In an article in the Vancouver Sun, Derrick Penner writes that real estate sales across the Lower Mainland continued their upward trend throughout August defying early forecasts which called for moderation in the markets. The Multiple Listing Service recorded sales were up 12.9 per cent across Metro Vancouver compared with the same month a year ago, the Real Estate Board of Greater Vancouver said.
During August, 3,384 properties sold in Vancouver alone, with the average price for a single family home hitting $726,067, up 11.1 per cent from a year ago. “We’ve seen sales near record levels for three consecutive months despite the summer traditionally being a slower time for real estate in Greater Vancouver,” board president Brian Naphtali said in a news release.

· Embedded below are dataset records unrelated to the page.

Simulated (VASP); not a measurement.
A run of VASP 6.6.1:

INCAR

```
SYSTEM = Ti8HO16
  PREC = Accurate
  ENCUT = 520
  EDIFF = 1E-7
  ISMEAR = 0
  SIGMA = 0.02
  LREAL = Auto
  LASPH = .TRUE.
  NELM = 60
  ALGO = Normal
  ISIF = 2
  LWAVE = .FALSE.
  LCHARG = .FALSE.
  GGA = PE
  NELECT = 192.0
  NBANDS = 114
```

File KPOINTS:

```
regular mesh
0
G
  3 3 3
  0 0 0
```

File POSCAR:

It wasn’t just single family homes that enjoyed the increase, condo sales saw the biggest growth with 16 per cent more transactions at 1,504 compared with the same time last year. The average price for a typical condo was $367,944 in August, up 11 per cent from this time last year.
“The Canadian Real Estate Association revised its annual forecast for 2007 in August because the market so far this year has performed much stronger than they predicted it would,” said Jim McCaughan, president of the Fraser Valley Real Estate Board, an area which also demonstrated price increases.
However, Helmut Pastrick, chief economist for Credit Union Central B.C., said the resurgence in 2007’s real estate markets follows from a period in 2006 when sales had started to fade because of rising mortgage interest rates. “We did have a bump up in mortgage rates in mid-May,” Pastrick added, which might still result in declining sales. In any event, Pastrick said he expects overall sales in Greater Vancouver to end up higher than in 2006.
Cameron Muir, chief economist for the B.C. Real Estate Association, added that while prices across the Lower Mainland are up, their rate of increase has slowed considerably from the inflation seen in 2006. “Price growth has moderated, but not as rapidly as we had expected it to at the beginning of the year,” Muir said. He added that buyers who rushed in to use mortgages that they had pre-approved before May’s rate increases also helped bump up sales in recent months.
“It will be interesting to see what happens in the fall months in terms of this upward trend,” Muir said. “Is it going to continue?” Muir said buyers at the bottom end of real estate markets are being squeezed out, which is one of the biggest issues the region faces. At the top end though, Muir said those who have benefited from the economic prosperity of the times, and baby boomers who have seen significant equity gains, continue to drive sales.